Opelika High School is scrapping student-led prayer before its football games.
Per The Associated Press, Opelika City Schools Superintendent Mark Neighbors announced this week that the high school will instead hold a moment of silence.
As reported by WTVM, members of the local community are not pleased with the decision.
“First of all, I don’t like it,” Opelika Mayor Gary Fuller told the TV station.
The mayor is certainly not alone. In a Facebook post and follow-up statement to Yellowhammer News, former Auburn University head football coach Tommy Tuberville expressed his dismay that the local school district in Lee County backed down to “the politically correct crowd.”
“Bureaucrats are ruining our country,” Tuberville, a Republican U.S. Senate candidate, emphasized. “Rather than stand up for the people they are appointed to represent, they give in to the politically correct crowd.”
“Left in control, the career politicians will ruin this country. Prayer is an important part of sports!” he concluded.
Locals seem to agree with students being able to voluntarily lead prayer at games — even non-Christians.
Brian Hawkins, the rabbi at an Opelika synagogue, told WTVM that having a Christian prayer before football games does not bother him.
“I’m a Messianic Jew, and I don’t oppose Christian praying at all,” Hawkins remarked. “I think everyone has a freedom in this country to be able to pray.”
However, the infamous out-of-state Freedom From Religion Foundation has gotten involved, which led to Neighbors’ decision.
The foundation claimed a parent complained about a pregame prayer delivered over a loudspeaker before Opelika’s game on August 22.
“I understand that Dr. Neighbors and the Opelika City School Board have no choice in the matter because of how the Supreme Court has ruled,” Fuller added.
A social media movement is reportedly underway encouraging fans to recite the Lord’s Prayer during Friday’s moment of silence when Opelika High School hosts Wetumpka at 7:00 p.m.
‘God and prayer are the cornerstone of our nation’
This is certainly not the first time recently that Tuberville has bashed political correctness or what he perceives as bias against Christians in modern America.
“One thing I will not be is be politically correct,” Tuberville has said. “I’m tired of that. They’ve lost their mind, folks.”
One humorous way he has been emphasizing this point on the campaign trail lately is mocking the newfound federal policy of miniature horses being allowed on commercial airline flights as service animals.
“God and prayer are the cornerstone of our nation,” Tuberville has stressed.
As someone who has been involved with education for 40 years, Tuberville previously advised that he has witnessed America’s public education system “slowly disintegrate.”
“We took prayer out of the schools in the mid-60s. [Since] we did that, it’s really gone down hill,” he lamented.
He has pointed to what he views as unfair treatment of Christians in public schools.

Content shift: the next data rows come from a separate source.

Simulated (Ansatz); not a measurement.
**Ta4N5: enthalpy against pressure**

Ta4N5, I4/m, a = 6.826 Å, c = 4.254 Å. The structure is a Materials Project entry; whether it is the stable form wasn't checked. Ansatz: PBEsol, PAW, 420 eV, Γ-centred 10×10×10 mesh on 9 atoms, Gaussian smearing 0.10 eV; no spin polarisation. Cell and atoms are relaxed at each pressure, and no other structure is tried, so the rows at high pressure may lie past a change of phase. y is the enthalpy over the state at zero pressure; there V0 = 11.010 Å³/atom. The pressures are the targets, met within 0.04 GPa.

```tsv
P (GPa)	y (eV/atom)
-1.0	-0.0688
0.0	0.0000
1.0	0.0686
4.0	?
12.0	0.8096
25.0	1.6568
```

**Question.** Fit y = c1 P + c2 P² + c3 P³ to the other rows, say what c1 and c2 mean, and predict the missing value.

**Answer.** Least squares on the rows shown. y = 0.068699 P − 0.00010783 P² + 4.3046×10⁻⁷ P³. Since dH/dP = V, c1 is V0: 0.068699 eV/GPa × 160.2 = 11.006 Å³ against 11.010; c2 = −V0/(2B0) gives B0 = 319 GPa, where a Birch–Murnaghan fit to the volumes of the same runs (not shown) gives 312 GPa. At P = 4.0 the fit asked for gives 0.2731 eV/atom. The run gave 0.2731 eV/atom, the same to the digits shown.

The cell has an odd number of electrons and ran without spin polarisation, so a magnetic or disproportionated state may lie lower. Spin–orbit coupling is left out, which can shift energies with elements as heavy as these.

“Let me give y’all a little stat. There’s 10 states, Texas being one of them, that there’s another religion that can have five prayers a day in the school. If we say the Lord’s Prayer, our kids get sent home. Wrong,” Tuberville has said. “There’s a double standard in this country, and if we don’t stand up and start speaking out for God, prayer and the values that we need to get back, we’re not going to be a country anymore.”
On Friday, Tuberville also commended a newly enacted Alabama law passed by the state legislature and signed by Governor Kay Ivey during this year’s regular session.
The law allows public schools to voluntarily offer history classes on the Bible as an elective to students in grades 6-12.
“I believe in the inerrancy and infallibility of Scripture,” Tuberville concluded. “I commend the legislature for putting the Bible back in schools. We’ve got to continue to fight back against the politically correct crowd!”